COMMON PEOPLE SONGS
Common people songs is the second part of Joel Karppanen’s trilogy depicting restructuring, social landscape and ordinary people. Deriving its name from working class poet Kössi Kaatra’s (1882-1928) book of the same name, the series is an exploration of Finnish labour movement and the myth of socialist Kemi.
Kemi, the most left-wing town in Finland, provides a fresh perspective on the country’s political past and present. For more than 130 years, the socialist
legacy resulting from its flourishing forest and paper industries has shaped lives in the town of two factories and a mine, although migration to bigger cities, a high median age and an unprecedentedly vast scheme to privatize public health care seem to be gradually undermining it. On the other hand, plans to build a new bioproduct mill gives hope to 20,000 distinctly work-oriented inhabitants of the small northern town where leftism is largely institutionalized and undisguised as there seems to be a labour association for every interest, ranging from chess to sailing. To what extent is this a facade, a reminder of times when the relation between labour and capital was strong? Things are done and repeated for the sake of tradition. Social communality and a shared identity forged over time in a common ideology seem to outweigh political activism.

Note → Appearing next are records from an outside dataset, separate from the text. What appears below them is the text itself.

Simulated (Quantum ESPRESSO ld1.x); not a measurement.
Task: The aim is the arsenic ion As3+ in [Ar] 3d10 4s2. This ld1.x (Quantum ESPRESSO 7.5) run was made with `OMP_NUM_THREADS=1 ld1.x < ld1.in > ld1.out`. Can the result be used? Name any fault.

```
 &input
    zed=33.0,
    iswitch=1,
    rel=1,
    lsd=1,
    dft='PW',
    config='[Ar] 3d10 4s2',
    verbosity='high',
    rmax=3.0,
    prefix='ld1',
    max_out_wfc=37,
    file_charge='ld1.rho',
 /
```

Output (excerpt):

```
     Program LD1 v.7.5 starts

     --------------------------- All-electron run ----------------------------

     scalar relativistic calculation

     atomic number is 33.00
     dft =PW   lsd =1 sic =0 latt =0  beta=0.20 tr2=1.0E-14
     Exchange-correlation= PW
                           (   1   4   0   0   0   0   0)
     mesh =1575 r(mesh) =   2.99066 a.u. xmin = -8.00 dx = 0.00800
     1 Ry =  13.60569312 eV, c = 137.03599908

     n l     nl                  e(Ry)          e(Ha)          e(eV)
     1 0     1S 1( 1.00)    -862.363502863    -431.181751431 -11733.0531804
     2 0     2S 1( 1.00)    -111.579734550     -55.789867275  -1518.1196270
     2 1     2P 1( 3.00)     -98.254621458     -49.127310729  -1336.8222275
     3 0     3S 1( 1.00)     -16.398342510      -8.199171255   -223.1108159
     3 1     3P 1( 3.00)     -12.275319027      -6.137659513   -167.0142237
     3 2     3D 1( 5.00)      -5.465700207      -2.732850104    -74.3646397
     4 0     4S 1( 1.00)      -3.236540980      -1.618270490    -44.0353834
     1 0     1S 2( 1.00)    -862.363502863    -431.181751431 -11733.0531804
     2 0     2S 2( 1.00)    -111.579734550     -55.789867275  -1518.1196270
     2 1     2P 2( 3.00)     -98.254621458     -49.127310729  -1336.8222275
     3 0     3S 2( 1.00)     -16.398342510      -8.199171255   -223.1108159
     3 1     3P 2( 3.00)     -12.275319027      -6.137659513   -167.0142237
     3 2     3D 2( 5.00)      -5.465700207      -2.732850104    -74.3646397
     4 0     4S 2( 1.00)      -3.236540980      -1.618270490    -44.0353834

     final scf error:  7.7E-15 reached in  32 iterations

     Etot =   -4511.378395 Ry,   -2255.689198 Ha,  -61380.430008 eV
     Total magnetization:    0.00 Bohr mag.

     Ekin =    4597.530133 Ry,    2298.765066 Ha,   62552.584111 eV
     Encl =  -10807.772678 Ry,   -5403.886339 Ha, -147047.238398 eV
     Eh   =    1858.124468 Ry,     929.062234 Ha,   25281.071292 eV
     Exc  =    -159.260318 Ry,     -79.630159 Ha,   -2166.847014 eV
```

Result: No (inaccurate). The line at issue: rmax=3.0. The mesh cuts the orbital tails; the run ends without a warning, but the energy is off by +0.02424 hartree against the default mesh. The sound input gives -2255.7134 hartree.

On 18 August 1949, known as ’Blood Thursday’, a conflict between police and strikers in Kemi resulted in the death of two demonstrators, Felix Pietilä and Anni Kontiokangas. The next incident of political violence in Finland claiming a life took place 67 years later: in 2016, Jimi Karttunen died from injuries he sustained after being assaulted by a neo-Nazi outside Helsinki Central Station. Although more than 70 years has passed since ’Blood Thursday’, many of the labour rights issues that led to the Kemiyhtiö workers strike remain topical as well does the rise of fascism in all over Europe.
The exhibition consists of series of documentary photographs shot over a course of three years (2017-2019), Polaroid and text-based diptychs and a short film.